THE BLOG

To Install a Nanny Cam, or Not?

02/12/2016 03:22 pm ET | Updated Feb 12, 2016

As CEO of a business that connects families with childcare providers--babysitters and nannies--I'm often asked how I feel about nanny cams, the personal surveillance cameras that are either hidden or installed in plain sight to record a nanny's activities on the job. The topic can be hotly debated. Some feel it's wise to use what technology has to offer to monitor kids' safety and care. Others feel that the use of a camera--especially one that is used to record people without their knowledge--is a breach of privacy or at very least uncomfortable for the person who is being watched.

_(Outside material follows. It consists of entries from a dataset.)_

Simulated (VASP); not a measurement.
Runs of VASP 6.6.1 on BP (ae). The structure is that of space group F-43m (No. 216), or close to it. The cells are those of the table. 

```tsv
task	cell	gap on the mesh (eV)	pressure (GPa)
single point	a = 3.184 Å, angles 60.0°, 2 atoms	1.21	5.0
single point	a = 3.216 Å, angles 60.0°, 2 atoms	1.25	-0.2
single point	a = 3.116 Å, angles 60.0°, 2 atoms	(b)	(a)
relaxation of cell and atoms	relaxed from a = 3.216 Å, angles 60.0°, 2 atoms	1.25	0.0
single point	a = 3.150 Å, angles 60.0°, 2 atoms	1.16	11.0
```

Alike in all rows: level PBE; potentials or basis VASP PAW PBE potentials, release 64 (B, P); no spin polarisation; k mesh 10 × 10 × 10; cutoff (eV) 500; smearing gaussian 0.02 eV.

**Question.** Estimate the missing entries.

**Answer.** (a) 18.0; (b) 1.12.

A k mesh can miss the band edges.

The bottom line is that a nanny cam can be a useful tool if it is used appropriately, and can also be a quick way to destroy a relationship if it is used improperly. Here's what you need to know about nanny cams in order to decide if they are right for you:

Know the Law
It's legal to make a video recording of anything that happens in your home, as long as you have a legitimate reason for doing it--such as monitoring your baby or caregiver. It doesn't matter if the camera is hidden or not, though if you are recording your nanny you need to do it public areas of the house, such as the kitchen and living room, and not in private area such as the bathroom or a live-in nanny's bedroom.

In several states (including California) it is illegal to make an audio recording without the knowledge and consent of the person being recorded. For this reason, many nanny cams do not record audio. If you do make a video with audio recording and find evidence of neglect or abuse, the tapes are inadmissible in court and you could be liable for breaking privacy laws (https://it.ojp.gov/privacyliberty/authorities/statutes/1285).

The Arguments for Using a Nanny Cam
• Who couldn't benefit from a little peace of mind? It can be difficult to leave your children in someone else's care, especially with a new nanny or sitter. Nanny cams can provide comfort by giving you the ability to see that your kids are safe and content.
• Monitoring for safety is common practice. There's surveillance in many workplaces, including most daycare centers and schools. Why should your childcare provider be exempt?
• Young children can't tell you what's happening while you are gone. It's easier when kids are older and can let you know if their nanny is distracted by her phone, avoids outdoor play, or doles out snacks you forbid.
• You don't want to miss a minute of their childhood. Technology allows you to feel closer to your child while you're away. It's nice to check in and see his face or catch a glimpse of milestones you may otherwise miss.
• Childcare is expensive. You want to know you are getting high-quality care.

Cons of a Nanny Cam
• No one likes to be spied on. If a nanny discovers a hidden camera has been watching her, she can feel violated, offended, hurt that you doubt her abilities or intent, or simply embarrassed.
• You don't see the whole picture. Cameras typically cover a specific area. You may catch a glimpse of a crying baby and not see your nanny preparing a bottle to sooth her, or you may see an exhausted caregiver taking a well-deserved break while a tot naps, but fail to see the activities and play that exhausted them both.
• There are laws to consider. States have different laws concerning privacy and recording. Be sure you know the laws in your state (https://it.ojp.gov/privacyliberty/authorities/statutes/1285).
• You risk damaging an important relationship. If you record your nanny without her knowledge, you are risking her trust. The International Nanny Association encourages employers to discuss the use of nanny cams with a prospective nanny before she takes the job. You both need to be comfortable with your decision for the relationship to work.
• Nanny cams are often used for the wrong reason. The purpose of a nanny cam should be to deter or prevent neglect or abuse, not capture it.
• There are other effective ways to ensure and motivate proper care. These include thoroughly vetting potential caregivers through interviews and background and reference checks; being upfront about expectations; occasionally dropping in on a caregiver to observe interactions; keeping open lines of communication; and trusting your gut if the relationship or your child's reaction to the provider doesn't seem quite right.

Whether you plan to use a nanny cam or not, it's best to be upfront with your nanny about your plans. A strong relationship with the person you entrust with the care of your kids relies on open and honest communication. The reality is that if the trust isn't there, she may not be right for the job.